PP33A-2283
Lacustrine records of continental climate in northwest Greenland through the Holocene and Last Interglacial

Wednesday, 16 December 2015
Poster Hall (Moscone South)
Jamie Marie McFarlin1, Yarrow Axford1, Magdalena R Osburn1, G Everett Lasher1, Donna R Francis2, Meredith A Kelly3 and Erich C Osterberg4, (1)Northwestern University, Evanston, IL, United States, (2)University of Massachusetts, Amherst, MA, United States, (3)Dartmouth College, Department of Earth Sciences, Hanover, NH, United States, (4)Dartmouth College, Hanover, NH, United States
Abstract:
Lake sediment records provide opportunities for high-resolution observations of paleoclimate that help to place modern climate change in geologic context. Here we present a terrestrial record of July air temperature for northwest Greenland (Nunatarssuaq, ~25 km east of the Thule Air Base) through the Holocene and a prior warm period, inferred from subfossil insect remains (Chironomidae) preserved in lacustrine sediments. In addition, we discuss ongoing work in characterizing the sources and isotopic composition of leaf waxes preserved in the same sediments.

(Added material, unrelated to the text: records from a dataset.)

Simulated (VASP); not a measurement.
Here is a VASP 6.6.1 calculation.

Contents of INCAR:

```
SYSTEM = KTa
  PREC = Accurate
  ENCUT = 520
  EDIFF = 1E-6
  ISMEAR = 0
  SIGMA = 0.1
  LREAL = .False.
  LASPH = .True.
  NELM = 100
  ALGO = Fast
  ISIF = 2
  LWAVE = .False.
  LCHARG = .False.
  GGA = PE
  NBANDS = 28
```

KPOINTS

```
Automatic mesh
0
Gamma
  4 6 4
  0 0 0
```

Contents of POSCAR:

Multiple parallel sediment cores were collected in the summers of 2012 and 2014 from Wax Lips Lake (informal name), a non-glacial lake situated <2 km from the current margin of the Greenland Ice Sheet. Radiocarbon ages were obtained on aquatic mosses from intact laminae, and indicate that the record spans the Holocene, beginning at ~10.4 ka, as well as an interval beyond the range of 14C (>44 ka) and thus predates the Last Glacial Maximum (LGM). Our results demonstrate temperatures warmer than present through the early and mid Holocene followed by cooling in the late Holocene.

Material that pre-dates the LGM contains insect assemblages indicating temperatures warmer than the warmest millennia of the Holocene. We interpret this material as most likely dating to the Last Interglacial Period (MIS 5). Along with assemblages of Chironomidae, we find subfossil Chaoboridae in one section of the pre-LGM sediments, suggesting exceptionally warm conditions based upon the distribution of modern-day Chaoborus. We find abundant n-alkanes and n-acids are preserved in the Holocene and pre-LGM sediments, allowing for complementary compound-specific δD analyses and identification of organic matter source in addition to chironomid derived temperature records.